The Wyoming Game and Fish Commission is committing over $1 million to work on wildlife crossings in the state. The Game and Fish Commission is responsible for creating policies, and the department is tasked with executing those policies.
Wildlife crossings are important because highways can interrupt migration corridors. Game and Fish estimates there are over 6,000 wildlife collisions each year.
Angi Bruce, deputy director of Game and Fish, said the commission asked the department to research which sites need attention first.
"The commission asked us to bring back to them a few of our top priorities projects with some more specific details to review in order to allocate the $1.25 million to a specific project," Bruce said.
The department and several other groups have been working since 2017 to identify the highest priority areas.

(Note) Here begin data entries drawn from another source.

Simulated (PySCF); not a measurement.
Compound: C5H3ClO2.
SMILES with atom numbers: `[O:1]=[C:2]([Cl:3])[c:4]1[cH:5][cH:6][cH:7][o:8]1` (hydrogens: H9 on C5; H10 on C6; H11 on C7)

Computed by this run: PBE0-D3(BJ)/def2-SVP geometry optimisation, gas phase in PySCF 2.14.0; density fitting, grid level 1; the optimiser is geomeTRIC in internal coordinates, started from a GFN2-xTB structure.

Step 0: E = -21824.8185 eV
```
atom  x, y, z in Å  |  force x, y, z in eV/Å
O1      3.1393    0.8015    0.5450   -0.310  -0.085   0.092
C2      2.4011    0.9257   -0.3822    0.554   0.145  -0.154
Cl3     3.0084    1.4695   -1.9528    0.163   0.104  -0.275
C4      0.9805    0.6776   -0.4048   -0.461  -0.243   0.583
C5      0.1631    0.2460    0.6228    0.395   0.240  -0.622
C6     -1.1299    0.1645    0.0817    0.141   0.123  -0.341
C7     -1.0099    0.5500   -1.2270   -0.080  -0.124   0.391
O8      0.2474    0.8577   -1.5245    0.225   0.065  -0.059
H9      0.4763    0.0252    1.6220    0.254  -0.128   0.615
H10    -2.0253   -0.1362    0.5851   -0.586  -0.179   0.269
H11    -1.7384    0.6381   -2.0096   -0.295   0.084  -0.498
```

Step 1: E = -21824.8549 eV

There are 240 sites in Wyoming that have been identified as areas that need help with wildlife crossing, Bruce said. Forty of those have been tagged as high priority.
Bruce said there are three ways to tackle wildlife crossings. Two of them involve creating safer pathways for animals to cross roads, such as installing wildlife-friendly fencing and building bridges or underpasses for wildlife.
The other puts the responsibility on drivers.
"What I mean by that is providing them education that this an area in their driving highway area that is likely to come into contact with big game, either mule deer, pronghorn, elk moose or others," Bruce said.
Bruce said this method includes changing speed limits during certain seasons and adding different kinds of signage to highways.